Wagner Powers Camden To S.j. Title With 43 Points The Super Junior Took Advantage Of A Man-to-man Defense By Lakewood. The Result Was An 89-64 Camden Romp.

Posted: March 08, 2000

VOORHEES — Camden's Dajuan Wagner has seen and accomplished many things on a basketball court, but seldom has he experienced the opportunity that he had in yesterday's South Jersey Group 3 final.

A chance to play against a man-to-man defense.

Wagner, the all-American 6-foot-3 junior guard, showed why most opponents shy away from that strategy. Playing arguably the most controlled game of his career, Wagner scored 43 points to lead seventh-seeded Camden over top seed Lakewood, 89-64, in the championship game at Eastern.

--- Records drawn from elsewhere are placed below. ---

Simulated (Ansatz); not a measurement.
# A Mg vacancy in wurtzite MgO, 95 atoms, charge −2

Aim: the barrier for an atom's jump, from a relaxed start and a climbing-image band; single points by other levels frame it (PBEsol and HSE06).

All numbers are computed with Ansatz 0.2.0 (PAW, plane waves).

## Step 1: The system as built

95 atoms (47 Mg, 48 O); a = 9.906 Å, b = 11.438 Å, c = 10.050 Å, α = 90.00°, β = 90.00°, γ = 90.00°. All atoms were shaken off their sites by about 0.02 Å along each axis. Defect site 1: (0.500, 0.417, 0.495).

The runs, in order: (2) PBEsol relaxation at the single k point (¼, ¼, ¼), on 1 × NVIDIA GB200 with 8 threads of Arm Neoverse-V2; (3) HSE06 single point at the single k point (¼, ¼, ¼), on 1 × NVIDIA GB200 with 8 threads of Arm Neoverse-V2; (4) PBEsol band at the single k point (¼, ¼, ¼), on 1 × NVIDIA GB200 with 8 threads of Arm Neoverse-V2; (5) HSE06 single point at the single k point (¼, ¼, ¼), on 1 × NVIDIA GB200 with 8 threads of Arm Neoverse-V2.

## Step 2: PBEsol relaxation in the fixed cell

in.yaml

It was the 36th sectional title that this tradition-rich program has earned, and the second in three years. Camden, ranked No. 1 in South Jersey by The Inquirer, improved to 23-5 and will play the winner of last night's Colonia-Neptune game in Thursday's state semifinals. That game will be in the afternoon, according to the NJSIAA.

"It's the first time I've seen a man-to-man in a long time," said Wagner, who shot 15 for 26 from the field, 12 for 14 from the foul line, and 1 for 3 from three-point range. "I had to take advantage of the situation."

Lakewood (21-5) played Camden to a 19-19 first quarter, but the game blew open when Wagner scored 17 second-quarter points and gave the Panthers a commanding 46-25 halftime lead.

Camden kept clearing a side and allowing Wagner to break down his defender. Many times, he pulled up for short jumpers.

"When I saw that man-to-man, my eyes got so big," said Wagner, who is averaging 31.5 points. "It was a lot of fun out there."

Joining the fun was his trusty sidekick, 6-8 senior Arthur Barclay, who scored 26 points, added 19 rebounds, and enjoyed the man-to-man as much as Wagner.

"I was shocked when they stayed in it," Barclay said. "It was good for me, and Dajuan was unstoppable."

So why use the man-to-man?

"We never play zone, and our man-to-man has zone principles anyway," said Lakewood coach John Richardson, who has 302 career wins. "I thought the first quarter was probably the greatest of my coaching career, to be able to stay with them like we did. But a team with their size and athletic ability can wear you down, and that's what happened."

When the game ended, there was no wild celebration. That's because it was more like a business trip to Wagner and his teammates. They have much grander plans: This is the year Wagner wants to match the state title that his father, Milt, won in 1979 for Camden.

"This is just one step along the way," Wagner said. "We're looking at the big picture."